Honoured To Help

Julian Darby speaks exclusively to the club's official website ahead of Saturday's game against Bristol City

Having clocked up over 300 games for Wanderers, Julian Darby will fulfill personal ambition of his own on Saturday when he is involved with the first team staff for Bristol City’s visit to the Reebok Stadium.

Farnworth-born Darby, an enthusiastic midfielder during his playing days, spent seven years with Wanderers in a spell that ended in 1993 after a transfer to Coventry City.

As a result, Darby never had the opportunity to represent the Trotters at their multimillion pound 28,723-seater Reebok Stadium - home to the club since 1997.

Though having been given the nod by lifelong friend and the club’s current interim boss Jimmy Phillips to lend a helping hand with the first team, Darby is now set to play his part this coming Saturday.

“I obviously played at Burnden Park and really enjoyed my time there,” he explained on Friday at the club’s Euxton-based training facility. “After my playing career with Bolton had finished, the club then moved onto the Reebok Stadium.

“I remember thinking ‘well, I’m not going to play there anymore, but I’d love to be involved somehow in a game at the Reebok at some point’. Hopefully that’ll come true tomorrow and it will be a great honour.

“You only have to look at the Reebok from a distance to realise what a fantastic stadium it is and the set-up there is fantastic. As I say, it has always been an ambition of mine to be involved on a matchday there in some capacity.

“On Tuesdays I have been going down to the academy to help Nicky Spooner out with the under-16 team. It was as we were finishing our morning session that Sammy (Lee) pulled me to one side and said that he and Jimmy (Phillips) wanted to speak with me.

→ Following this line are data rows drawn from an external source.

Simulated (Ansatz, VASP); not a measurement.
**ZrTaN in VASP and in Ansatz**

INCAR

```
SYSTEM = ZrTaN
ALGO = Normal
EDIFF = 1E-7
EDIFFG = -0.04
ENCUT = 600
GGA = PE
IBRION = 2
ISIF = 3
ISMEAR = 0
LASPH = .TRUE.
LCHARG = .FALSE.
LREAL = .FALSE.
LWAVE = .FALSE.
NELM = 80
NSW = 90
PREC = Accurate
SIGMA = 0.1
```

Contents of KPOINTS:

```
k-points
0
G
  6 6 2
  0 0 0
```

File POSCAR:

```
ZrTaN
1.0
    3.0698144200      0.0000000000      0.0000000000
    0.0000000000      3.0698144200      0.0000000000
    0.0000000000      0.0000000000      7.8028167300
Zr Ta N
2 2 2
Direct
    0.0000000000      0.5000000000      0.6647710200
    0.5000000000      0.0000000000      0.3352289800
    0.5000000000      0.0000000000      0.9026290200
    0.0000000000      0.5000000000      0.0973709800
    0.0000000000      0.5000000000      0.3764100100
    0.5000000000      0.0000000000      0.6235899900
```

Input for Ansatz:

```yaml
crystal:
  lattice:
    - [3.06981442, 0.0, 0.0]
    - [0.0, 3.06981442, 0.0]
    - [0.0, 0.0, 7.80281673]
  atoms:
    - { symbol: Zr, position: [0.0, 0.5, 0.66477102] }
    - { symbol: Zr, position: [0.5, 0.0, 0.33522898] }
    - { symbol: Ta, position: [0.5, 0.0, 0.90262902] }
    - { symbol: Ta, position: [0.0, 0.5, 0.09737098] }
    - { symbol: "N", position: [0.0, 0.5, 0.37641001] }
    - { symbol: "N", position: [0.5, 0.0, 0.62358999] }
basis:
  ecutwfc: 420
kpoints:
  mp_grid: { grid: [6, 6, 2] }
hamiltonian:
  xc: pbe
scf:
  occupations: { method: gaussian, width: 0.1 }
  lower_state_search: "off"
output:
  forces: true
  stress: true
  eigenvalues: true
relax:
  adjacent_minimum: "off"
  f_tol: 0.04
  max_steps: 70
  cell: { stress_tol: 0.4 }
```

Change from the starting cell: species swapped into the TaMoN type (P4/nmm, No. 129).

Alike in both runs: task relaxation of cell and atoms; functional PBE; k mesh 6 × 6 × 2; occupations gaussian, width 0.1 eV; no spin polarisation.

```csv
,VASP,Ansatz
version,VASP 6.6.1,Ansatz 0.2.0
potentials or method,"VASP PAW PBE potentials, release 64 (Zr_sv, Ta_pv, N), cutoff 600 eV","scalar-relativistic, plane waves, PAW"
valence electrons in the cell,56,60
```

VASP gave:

“That was when I found out what had happened with Owen (Coyle) and that Jimmy and Sammy had been put in temporary charge.

“I know the two of them very well, Jimmy from my schooldays and Sammy from his time at Bolton as a player, coach and manager. They asked me if I was willing to come and give them a hand in this interim period and that was very much it.

“We’re under no illusions. We don’t know how long it’s going to be. It maybe a few days, a couple of weeks, maybe a month – we don’t know.

“We’ll just keep going, keep preparing the best we can and doing what’s right both on and off the pitch. If we’re able to progress and move the team forward in that time then that would be fantastic.”

Darby’s credentials in this league are of a significantly high standard.

Working alongside Billy Davies, Darby has helped lead Preston North End, Derby County and Nottingham Forest to the play-offs.

He continued: “I’ve obviously been at three other clubs in this division and every year we’ve been in the play-offs. It’s a league that’s completely different from the Premier League.

“Even though I’ve been away from first team commitments for the last 16 months since we left Nottingham Forest, if Bolton are playing away from home I usually go to watch a Championship game in this region, be it Burnley, Blackpool or, more recently, Blackburn.

“I do know Andy Lonergan quite well from my time at Preston, plus I was with the youth team when he was coming up through the ranks there.

“I also know Tyrone Mears from our time at Preston and we took him to Derby in the year in which we got promoted.

“The rest of the players I obviously know through watching the side at the Reebok in the recent years. They’ve been the players I’ve been watching and hoping that they perform well and get the results.

“All being well that will be the case tomorrow and hopefully it’ll be a great experience.”